Hard to blame people for adapting to change in pursuit of profit. The reality is that a lot of fans like music we don't like, and the model you're alluding to gives them more of a say in determining the success of the artists they enjoy.
The consolidation of FM radio was already changing the way people learn about new music long before digital music became mainstream and accessible to the masses.
Record stores and hard copy unit sales were already in decline before digital music became mainstream. This at least partly due to expansion of electronic entertainment choices available to kids.
And as much as it sucks for professional songwriters, few people ever bought an album to hear track #9. They no longer have to pay for track #9 when they want to hear tracks #3 and #6.
Last, unethical music fans like myself were acquiring music through a variety of means long before we had high speed internet access.
When an industry undergoes this much change, there are bound to be some losers. Same as any other industry.

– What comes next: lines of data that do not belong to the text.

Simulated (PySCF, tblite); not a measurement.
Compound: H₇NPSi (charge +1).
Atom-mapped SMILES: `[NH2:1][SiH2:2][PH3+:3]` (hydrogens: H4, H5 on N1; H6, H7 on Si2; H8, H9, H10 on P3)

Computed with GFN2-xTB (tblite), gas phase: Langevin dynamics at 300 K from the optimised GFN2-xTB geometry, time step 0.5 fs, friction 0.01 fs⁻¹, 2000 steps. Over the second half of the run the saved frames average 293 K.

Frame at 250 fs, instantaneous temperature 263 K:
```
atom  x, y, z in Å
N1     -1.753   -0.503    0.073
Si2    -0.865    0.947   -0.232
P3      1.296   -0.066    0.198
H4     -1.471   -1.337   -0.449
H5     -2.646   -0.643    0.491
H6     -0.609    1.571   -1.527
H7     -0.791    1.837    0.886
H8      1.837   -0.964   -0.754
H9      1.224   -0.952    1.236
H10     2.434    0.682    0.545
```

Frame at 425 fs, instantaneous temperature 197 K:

On the plus, it is much, much easier to discover good new music in 2016 than it was when I was a teenager listening to local FM radio. And those good bands that are willing to hit the road have opportunities to build paying fanbases outside of their local region even without any help from the handful of execs who determine what gets played on the radio.
You missed my point entirely. For the sake of civility, I'm going to choose not to address some of your comments but what I was getting at was this. Troy Carter, and those like him, don't CARE if the music is good or not. The quality is irrelevant to them. The artistry is irrelevant to them. In their perception of reality, anything can be marketed, processed and sold. Music isn't any different than a gimmick like Sham-Wow. In their world, there's as much value in a painting of dogs playing poker as there is in the Mona Lisa.
I would have no problem, at all, if nobody wanted to hear or have a copy of songs I've written. No issue whatsoever, if I'm not relevant as a writer, then I need to update my resume. What I have difficulty processing and accepting is that more music is in the marketplace than ever, but because we're tied to a 100+ year old copyright law and a do-nothing-but-get-reelected Congress, the compensation for legal use of our material isn't there.
People like yourself who feel as though you have some moral right to free access to what people like myself create are, quite frankly, no longer the problem. Piracy isn't nearly the issue now that it was. Streaming, bot interactive and non-interactive, are the apparent future of the industry (technology which I embrace, by the way), and they do in fact pay royalties. The problem is because there was no template to use to determine what those royalties should be, we're getting paid micro-pennies to the point that nearly 40 million streams makes you a couple of hundred bucks.